I found openRTSP (livemedia-utils
on Debian, live-media
on Arch) that fetches a parameter o
... (using an arbitrary RTSP example source)
$ openRTSP -r rtsp://109.98.78.106
Created new TCP socket 3 for connection
Connecting to 109.98.78.106, port 554 on socket 3...
...remote connection opened
[...]
o=- 1604163122724055 1 IN IP4 109.98.78.106
[...]
... that seem to be the cameras UTC system time in microseconds extracted from the underlying RTC stream.
E.g.:
$ date -d@$( echo $(openRTSP -r rtsp://109.98.78.106 2>&1 | grep -Po '(?<=o=-\s)\d+' | head -n1 ) / 1000000 | bc )
Sat Oct 31 05:55:45 PM CET 2020
The cameras we use feature NTP functionality. I hence set up a local NTP server on the recording computer to serve as time source for the cameras.
From the delay ...
time_camera () {
# Returns cameras system time as embedded in the RTC stream in nanoseconds after UNIX 0
echo $(($(openRTSP -r ${STREAM_CAMERA} 2>&1 | grep -Po '(?<=o=-\s)\d+' | head -n1)000))
}
time_local () {
# Returns local system time in nanoseconds after UNIX 0
date +%s%N
}
vdelay=$(($(time_local) - $(time_camera)))
... I can estimate how long the frame took to arrive.

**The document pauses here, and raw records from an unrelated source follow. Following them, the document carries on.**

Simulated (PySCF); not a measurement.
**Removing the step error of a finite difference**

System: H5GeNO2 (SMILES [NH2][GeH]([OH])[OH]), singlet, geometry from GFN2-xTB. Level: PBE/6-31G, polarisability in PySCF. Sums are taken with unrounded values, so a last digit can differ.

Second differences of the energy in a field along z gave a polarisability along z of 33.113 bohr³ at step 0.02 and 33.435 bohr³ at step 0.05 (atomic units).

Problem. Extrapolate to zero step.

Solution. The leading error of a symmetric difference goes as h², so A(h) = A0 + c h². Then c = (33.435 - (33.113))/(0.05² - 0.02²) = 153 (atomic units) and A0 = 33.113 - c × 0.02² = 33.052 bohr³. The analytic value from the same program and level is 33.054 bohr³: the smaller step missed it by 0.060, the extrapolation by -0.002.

You might fine tune this to your needs.
For me, it is around (900 +- 200) ms and matches the audio-video offset really well.
As mentioned above, I use Pulseaudio and can hence (regularly) set the input latency offset directly without having to mess with ffmpeg's -itsoffset
via:
# See: pacmd list-cards
pacmd set-port-latency-offset <card> <port> $((vdelay/1000))